Monday, January 21, 2013

Univariate statistics penalize multivariate filters

A while ago I wrote about simple accuracy statistics that, when applied to commercial pricing services, appear to be more than sufficient to delineate the good from the not so great. But I also mentioned that univariate statistics are somewhat simplistic, especially for assessing multivariate de-noising of market data. That comment was based on my numerical experiments, though it was somewhat underdeveloped.

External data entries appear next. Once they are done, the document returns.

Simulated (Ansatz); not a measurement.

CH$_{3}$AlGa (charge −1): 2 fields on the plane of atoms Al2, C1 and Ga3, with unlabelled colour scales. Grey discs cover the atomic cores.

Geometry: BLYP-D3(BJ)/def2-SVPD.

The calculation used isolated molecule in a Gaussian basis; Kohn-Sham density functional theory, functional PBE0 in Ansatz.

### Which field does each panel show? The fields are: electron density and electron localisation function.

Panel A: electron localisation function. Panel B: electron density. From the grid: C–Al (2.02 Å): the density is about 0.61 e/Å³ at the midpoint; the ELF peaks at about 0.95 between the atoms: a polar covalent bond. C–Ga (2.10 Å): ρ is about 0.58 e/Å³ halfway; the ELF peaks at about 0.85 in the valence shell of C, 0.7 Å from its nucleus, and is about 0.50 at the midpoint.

This writeup (thanks to Nick West and George Papanicolaou) is a clean exposition of the point and is based on an independent numerical study. Here is the abstract:
In this report a simple piecewise constant curve based model is used to analyze the ability of various assimilation methods to be calibrated to observed market yields. To simplify the analysis, we make the following assumptions: (i) the yield of a bond (the observed quantity) is simply the integral of the hazard function through the maturity of the bond; (ii) the levels of the hazard function follow independent random walks; (iii) different bonds on the curve (with di erent maturities) trade with different frequencies, some of them continuously and others in bursts; (iv) observations that occur near (in time) to other observations have correlated observation errors. Assumptions (i) and (ii) allows usto easily apply the the Kalman Filter to obtain the optimal estimates of price; (iii) and (iv) are derived from our observations and experience with bond data. It is shown that a multivariate Kalman Filter's estimate of the current yield is both more accurate and precise when compared to the true, unknown yield. Furthermore, it is demonstrated that when the "next trade" is chosen as a target, serial correlation in observation errors cause the last trade to be chosen as the most accurate predictor of next trade; however, it is much less accurate at estimating the true yield; this bias is most notable is actively traded bonds.

To be clear, the report is not advocating reliance on a Kalman Filter per se. Rather, it is using a simplified model where the true prices are known to illustrate that simple univariate tests give misleading results (unfairly penalizing multivariate filters).